Expert’s Rating
While macOS has gradually adapted features once found only in iOS and iPadOS, contextual selection tools remain trapped in the past. Select text, and you have to Control-click to have a contextual menu appear with a jumbled-up set of options to act on the text. It’s difficult to customize or organize that list.
PopClip offers an iOS/iPadOS-like pop-up bar that appears whenever you make a text selection in any app. With the app dating back to 2011, it’s developed right alongside Apple’s evolution of iPhone and iPad options. PopClip includes several options by default, including searching on Google, looking up a word or phrase in the macOS Dictionary app, offering to open a URL as a link, and providing spelling suggestions.
Why turn to a pop-up bar? It speeds the time from selection to outcome, making it an intuitive drag-and-click operation instead of requiring menu navigation or copying and pasting into an app or Web site. For actions you perform many times a day, you’re shaving off friction and time.
The app also helps with paste operations. In any location in which you can type, PopClip provides a single-click paste operation and the ability to add a paste-and-match-style button. Pasting with the app is just a little unintuitive: it requires double-clicking at the insertion point, clicking and holding for at least half a second, or Shift-clicking.
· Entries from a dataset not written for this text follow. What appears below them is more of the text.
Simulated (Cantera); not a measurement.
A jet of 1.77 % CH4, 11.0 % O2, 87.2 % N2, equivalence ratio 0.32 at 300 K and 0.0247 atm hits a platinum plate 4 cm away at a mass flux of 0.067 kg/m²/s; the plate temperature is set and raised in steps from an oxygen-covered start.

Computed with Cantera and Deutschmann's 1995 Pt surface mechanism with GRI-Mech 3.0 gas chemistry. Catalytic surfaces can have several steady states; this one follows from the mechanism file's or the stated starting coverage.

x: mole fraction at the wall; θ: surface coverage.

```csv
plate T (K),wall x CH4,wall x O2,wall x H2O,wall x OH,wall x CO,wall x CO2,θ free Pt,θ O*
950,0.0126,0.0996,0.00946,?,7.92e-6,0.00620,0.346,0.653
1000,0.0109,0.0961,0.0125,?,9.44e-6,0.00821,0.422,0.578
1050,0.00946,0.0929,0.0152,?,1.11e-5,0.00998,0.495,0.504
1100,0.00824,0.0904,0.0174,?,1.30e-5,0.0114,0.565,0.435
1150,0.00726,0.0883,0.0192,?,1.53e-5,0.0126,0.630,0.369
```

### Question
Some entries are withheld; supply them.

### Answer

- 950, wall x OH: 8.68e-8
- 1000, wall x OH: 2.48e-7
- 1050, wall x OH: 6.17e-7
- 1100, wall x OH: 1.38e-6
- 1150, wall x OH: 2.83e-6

PopClip becomes substantially more powerful when you install any of the dozens of extensions developer Pilotmoon Software makes available at no cost. These extensions can act on text and links, perform translation through third-party sites, hand off searches to a large array of search, commerce, and information sites, and shorten links.
For instance, you can use PopClip to convert text to title case, copy rich text from a Web site or other document and have it converted to Markdown, send it for translation at Bing Translator, shorten a link in Bitly, or look up a movie title in Rotten Tomatoes or IMDb.
Extensions also connect PopClip to dozens of other apps so you can create notes, to-do items, calendar entries—even place phone calls via FaceTime or Skype. The list is so extensive that I can barely skim the surface in this summary. Just about every popular productivity app, browser, and search site is included for starters.
You can install up to 25 extensions at a time and rearrange them by dragging their icons in the PopClip system menu, which orders how they appear in the selection or paste pop-up bar.
Pilotmoon offers a fully functional demo version on its site that’s good for 150 uses. The full version is $14.99 via the Mac App Store. macOS 10.13.6 or later is required. A free trial is available on the developer’s website.
When editor Dan Frakes reviewed an early version of PopClip in 2012, just a year after its initial release, he noted, “I find PopClip to be easier—and quicker—than using traditional menu commands. It’s even more convenient than right-clicking selected text to access similar options from the contextual menu.”
PopClip has built on that strength in the last decade by extending its reach without requiring you to stretch further. Its long list of extensions combined with single-click ease puts a quiver full of useful arrows ready to be fired from your Mac selection bow.
We reviewed PopClip last in 2012, not long after its introduction.